People know from the start that I don’t really believe any of this, and many of the ancient Greeks probably didn’t believe it either. They didn’t think that if they climbed to the top of Mount Olympus they would see Zeus face to face. Nor did they think of him as creator of the universe; they were fellow citizens of the universe, but not creators of it. Neither did the so-called problem of evil greatly concern them: why is there so much pain and suffering in the world?

If gods did not create the world, they are not responsible for its defects. Christian theology has been wrestling with that problem for centuries. But the Greek gods were hardly paragons of morality and they weren’t worshipped as Christians worship the God of the Bible. True, the gods were immortal (they didn’t have to face death), but they were not avid moral lawgivers, and there were no eternal punishments for evil-doers, and certainly not for unbelievers.

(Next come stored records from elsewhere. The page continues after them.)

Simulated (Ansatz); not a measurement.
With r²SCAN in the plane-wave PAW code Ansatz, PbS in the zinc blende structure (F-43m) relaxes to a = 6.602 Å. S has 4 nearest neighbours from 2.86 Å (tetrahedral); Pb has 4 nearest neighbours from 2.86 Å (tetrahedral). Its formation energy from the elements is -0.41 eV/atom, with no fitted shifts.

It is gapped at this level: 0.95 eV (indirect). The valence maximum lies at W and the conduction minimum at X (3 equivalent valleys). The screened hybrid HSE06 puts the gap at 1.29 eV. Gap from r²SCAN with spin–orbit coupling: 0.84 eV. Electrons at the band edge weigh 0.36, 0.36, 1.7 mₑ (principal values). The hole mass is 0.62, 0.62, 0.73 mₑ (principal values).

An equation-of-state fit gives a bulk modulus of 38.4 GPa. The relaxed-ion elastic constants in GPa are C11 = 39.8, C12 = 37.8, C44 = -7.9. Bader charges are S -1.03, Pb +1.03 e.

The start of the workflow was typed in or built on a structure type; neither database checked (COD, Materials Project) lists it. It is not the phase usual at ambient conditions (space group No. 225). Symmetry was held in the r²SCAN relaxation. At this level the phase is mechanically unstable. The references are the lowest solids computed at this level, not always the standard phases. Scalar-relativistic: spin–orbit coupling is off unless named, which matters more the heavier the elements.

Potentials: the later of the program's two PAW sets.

In Judaism there was one God; and the first of the Ten Commandments warned adherents, on pain of death, not to have any gods before him. Throughout the Old Testament, God was conceived in a highly anthropomorphic way. God talked with Adam and Eve in the garden in the cool of the evening. When he told them not to eat of the tree, they disobeyed; and in the end he repented himself that he had made man.”

Later on, God gave commands to Abraham, Moses, and Noah; and usually they would hear his voice and obey his commands. Apparently God had a human voice that could be heard at great distances.

Had there been sound amplification, presumably Moses would not have had to go to the mountains to receive the commandments and then tell the Israelites about them secondhand.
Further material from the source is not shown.